Bowerbirds – Upper Air

[Dead Oceans; 2009]

There’s a sort of indescribable quality about Bowerbirds’ music that I can’t quite put a definite description on. It’s warming and charming and usually inviting in tone but it also carries a hostility about it, a sort of swagger that seems to be asking you why you are bothering listening to it in the first place – take “Northern Lights” as a perfect lyrical example: “I don’t need from you a waterfall of careless praise”. It’s memorable but simultaneously vague, leading to an odd appreciation for it. As can be seen from the rating issued by myself, I do enjoy Upper Air but when I’m listening to it I feel like I’m missing something. I listen more intently but I can’t penetrate the surface satisfyingly.

With a guitar-drums-accordion lineup, Bowerbirds have established a sound for themselves. Small actions make for big gestures and it works to make the music sound full and nourished. Phil Moore’s guitar playing fills the air but doesn’t shove out the other instruments, instead it seeps them in for greater emphasis of his melodies. The bass drum that leads “Silver Clouds” into it instrumental ending is such a simple addition but it gives the track a sensational sense of momentum. Elsewhere, the rumbling quake that runs through “Chimes” does well to add to the unease until the drums once again kick into shape and send the track forward. The chimes themselves actually sound on the following track, “Bright Future” which has a contrasting atmosphere, sounding more like that fuzzy feeling of optimism one gets when you wake up to a gorgeous sunrise and birds singing outside.

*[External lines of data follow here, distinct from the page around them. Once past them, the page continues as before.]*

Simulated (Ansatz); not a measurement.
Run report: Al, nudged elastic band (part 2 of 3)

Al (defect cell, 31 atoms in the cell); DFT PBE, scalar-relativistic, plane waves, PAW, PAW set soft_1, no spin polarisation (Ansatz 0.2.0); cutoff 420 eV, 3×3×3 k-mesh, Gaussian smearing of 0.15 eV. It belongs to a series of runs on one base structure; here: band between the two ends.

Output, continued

But the warmth comes from the melodies also. The delectable centrepiece “Ghost Life” bounces towards an almost jovial and triumphant wordless chorus that sounds even better when it finds its way back after a slowed middle section. At first when they go on repeating it second time round you think they might be milking the catchiest melody here but it feels earns when you familiarise yourself with the cohesive surrounding songs.

I suppose one of the reasons for not being able to pin down a description of the content on Upper Air is partly due to Moore’s subjective and casually suggestive lyrics. Phrases get caught in your memory before whole verses as you give a minute to try and figure out what kind of picture he’s painting. His first lyrics on the album are “One morning you wake to find/ You are shackled to your bed/ And bound and gagged/ Oh my, what a predicament.” It’s a curious scene to set let alone begin with and the more I think about it, the deeper a possible meaning I put to it when he concludes telling the burdened character that they “are free.” With turns of phrases not too dissimilar to the likes of Andrew Bird, he weaves lyrics that benefit well from a little consideration.

One of the defining qualities of Upper Air is its ambiguity, which works both for it and against it. While we do get an individualistic almost sinister tone put into the tracks which does well to differentiate it from other similar setups as well as juxtapose the brighter moments on thealbum, that opaque shield it creates might be too thick for some to digest or want to look under. Or perhaps the trick is to look over it instead of under. That way, the sky’s the limit.